When Neuberger Berman’s Asset Allocation Committee calibrated its views on the 12-month return outlook last month, it settled on an underweight view for US equities for the first time since the aftermath of the financial crisis.

In past cycles, such a view would not have raised many difficulties. If equity valuations are high, that implies that investors favor equities over bonds. That in turn implies relatively low bond prices, leaving decent yields for those who want to use them as an effective portfolio diversifier to dial down risk. But this time bonds are even more expensive than equities. Where can investors go to balance their exposures?

Excess returns from non-traditional risks

One place worth looking is alternative risk premia or “factor investing.” Against today’s low-growth, low-inflation, high-valuation, low return outlook background, more and more are asking us about these alternatives to the traditional ways of investing.

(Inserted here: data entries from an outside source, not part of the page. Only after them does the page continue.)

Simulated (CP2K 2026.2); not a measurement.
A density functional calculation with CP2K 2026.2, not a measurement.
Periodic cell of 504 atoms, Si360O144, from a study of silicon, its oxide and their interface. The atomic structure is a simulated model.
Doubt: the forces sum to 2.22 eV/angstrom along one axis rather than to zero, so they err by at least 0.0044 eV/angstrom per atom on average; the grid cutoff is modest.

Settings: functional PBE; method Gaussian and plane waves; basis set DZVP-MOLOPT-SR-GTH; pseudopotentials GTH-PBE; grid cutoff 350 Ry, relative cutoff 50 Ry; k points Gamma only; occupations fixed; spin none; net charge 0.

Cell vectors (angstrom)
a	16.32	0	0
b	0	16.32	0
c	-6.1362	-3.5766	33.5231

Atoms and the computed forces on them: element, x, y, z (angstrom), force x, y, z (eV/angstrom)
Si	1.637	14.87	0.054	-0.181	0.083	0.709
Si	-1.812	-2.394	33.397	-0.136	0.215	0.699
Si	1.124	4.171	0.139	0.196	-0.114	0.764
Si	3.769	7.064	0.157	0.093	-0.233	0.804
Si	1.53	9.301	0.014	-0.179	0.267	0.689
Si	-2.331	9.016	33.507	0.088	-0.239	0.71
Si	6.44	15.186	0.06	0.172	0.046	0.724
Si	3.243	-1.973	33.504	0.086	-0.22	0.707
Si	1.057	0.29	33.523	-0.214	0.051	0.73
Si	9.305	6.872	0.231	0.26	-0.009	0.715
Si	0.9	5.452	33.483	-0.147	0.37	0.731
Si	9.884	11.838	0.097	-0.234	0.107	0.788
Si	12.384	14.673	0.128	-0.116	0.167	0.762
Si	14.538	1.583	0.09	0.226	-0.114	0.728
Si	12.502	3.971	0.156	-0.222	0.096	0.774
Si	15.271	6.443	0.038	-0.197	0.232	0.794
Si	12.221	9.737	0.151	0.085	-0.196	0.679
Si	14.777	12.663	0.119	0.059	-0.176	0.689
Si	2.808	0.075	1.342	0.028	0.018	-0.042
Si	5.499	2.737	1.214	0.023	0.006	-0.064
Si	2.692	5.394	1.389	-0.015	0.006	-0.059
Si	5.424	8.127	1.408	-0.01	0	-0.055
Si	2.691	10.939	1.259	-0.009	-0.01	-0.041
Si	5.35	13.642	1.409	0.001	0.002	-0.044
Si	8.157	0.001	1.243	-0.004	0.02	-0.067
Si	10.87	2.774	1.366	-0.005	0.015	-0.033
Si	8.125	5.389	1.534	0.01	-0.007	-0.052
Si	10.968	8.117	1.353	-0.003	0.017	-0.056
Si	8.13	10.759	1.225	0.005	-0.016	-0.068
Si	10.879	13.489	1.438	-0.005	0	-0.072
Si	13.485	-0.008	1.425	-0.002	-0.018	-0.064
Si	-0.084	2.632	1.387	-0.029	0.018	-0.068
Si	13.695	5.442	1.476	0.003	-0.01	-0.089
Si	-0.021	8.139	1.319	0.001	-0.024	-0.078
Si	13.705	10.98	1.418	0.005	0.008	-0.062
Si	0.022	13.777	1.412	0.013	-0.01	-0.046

Investment theory tells us that excess returns come from bearing risk. If you consider the return from US Treasury bills to be “risk free,” the excess return you can get from investing in equities is the traditional “equity risk premium.” From a corporate bond you can get the traditional “credit risk premium.”

Alternative risk premia are simply the excess returns you can get from bearing non-traditional risks. If you invest in undervalued companies, for example, evidence suggests you can get an excess return for bearing the risk that they are undervalued for a reason. Invest in securities that have been going up in price and you can get an excess return for assuming the risk that anything that gets stretched eventually snaps back.

These are known as the “value” and “momentum” risk premia. Ideally, they would be implemented using long/short strategies: shorting overvalued companies and going long undervalued companies, for example. Dozens more have been identified—the most convincing have long histories of excess returns and a clear basis in some exchange of economic risk.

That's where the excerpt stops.